The cannonade from San Marcial was heard by Soult at Espelette, and at the same time the sixth division, advancing beyond Urdax and Zagaramurdi, made a false attack on D’Erlon’s positions; the Portuguese brigade under colonel Douglas, were however pushed too far and repulsed with the loss of one hundred and fifty men, and the French marshal instantly detecting the true nature of this attack hurried to his right, but his camps on the Bidassoa were lost before he arrived.
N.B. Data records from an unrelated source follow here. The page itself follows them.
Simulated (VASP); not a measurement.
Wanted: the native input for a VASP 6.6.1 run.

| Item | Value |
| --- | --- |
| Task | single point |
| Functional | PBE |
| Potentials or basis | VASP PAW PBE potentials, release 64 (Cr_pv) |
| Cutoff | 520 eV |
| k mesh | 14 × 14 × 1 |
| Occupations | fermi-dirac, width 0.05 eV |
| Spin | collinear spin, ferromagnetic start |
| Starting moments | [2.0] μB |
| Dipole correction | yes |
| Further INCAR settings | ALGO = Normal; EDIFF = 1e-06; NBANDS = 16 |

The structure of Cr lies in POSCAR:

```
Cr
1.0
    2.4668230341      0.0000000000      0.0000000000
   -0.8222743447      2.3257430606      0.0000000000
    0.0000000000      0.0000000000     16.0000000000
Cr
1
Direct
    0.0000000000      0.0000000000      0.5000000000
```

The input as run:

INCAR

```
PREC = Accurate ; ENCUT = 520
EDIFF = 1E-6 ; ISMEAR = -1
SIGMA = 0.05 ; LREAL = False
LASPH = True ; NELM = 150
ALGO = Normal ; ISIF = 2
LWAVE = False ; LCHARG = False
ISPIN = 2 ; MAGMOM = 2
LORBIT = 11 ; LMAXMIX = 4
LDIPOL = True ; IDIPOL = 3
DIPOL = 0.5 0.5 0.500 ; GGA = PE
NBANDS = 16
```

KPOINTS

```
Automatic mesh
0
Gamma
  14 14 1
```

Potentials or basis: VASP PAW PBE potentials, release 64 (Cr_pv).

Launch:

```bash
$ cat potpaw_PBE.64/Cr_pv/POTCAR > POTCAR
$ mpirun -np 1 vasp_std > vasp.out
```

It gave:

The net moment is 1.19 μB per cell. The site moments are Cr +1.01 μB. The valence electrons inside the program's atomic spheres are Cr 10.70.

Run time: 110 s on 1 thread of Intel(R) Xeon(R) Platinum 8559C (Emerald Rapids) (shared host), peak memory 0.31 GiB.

When the British artillery first opened, Maucune’s troops had assembled at their different posts of defence, and the French guns, established principally near the mountain of Louis XIV. and the Caffé Republicain, commenced firing. The alarm spread, and Boyer’s marched from the second line behind Urogne to support Maucune without waiting for the junction of the working parties; but his brigades moved separately as they could collect, and before the first came into action, Sprye’s Portuguese, forming the extreme left of the allies, menaced the camp of the Sans Culottes; thither therefore one of Boyer’s regiments was ordered, while the others advanced by the royal road towards the Croix des Bouquets. But Andaya, guarded only by a piquet, was abandoned, and Reille thinking the camp of the Sans Culottes would be lost before Boyer’s men reached it, sent a battalion there from the centre, thus weakening his force at the chief point of attack; for the British brigades of the fifth division, were now advancing left in front from Andaya, and bearing under a sharp fire of artillery and musquetry towards the Croix des Bouquets.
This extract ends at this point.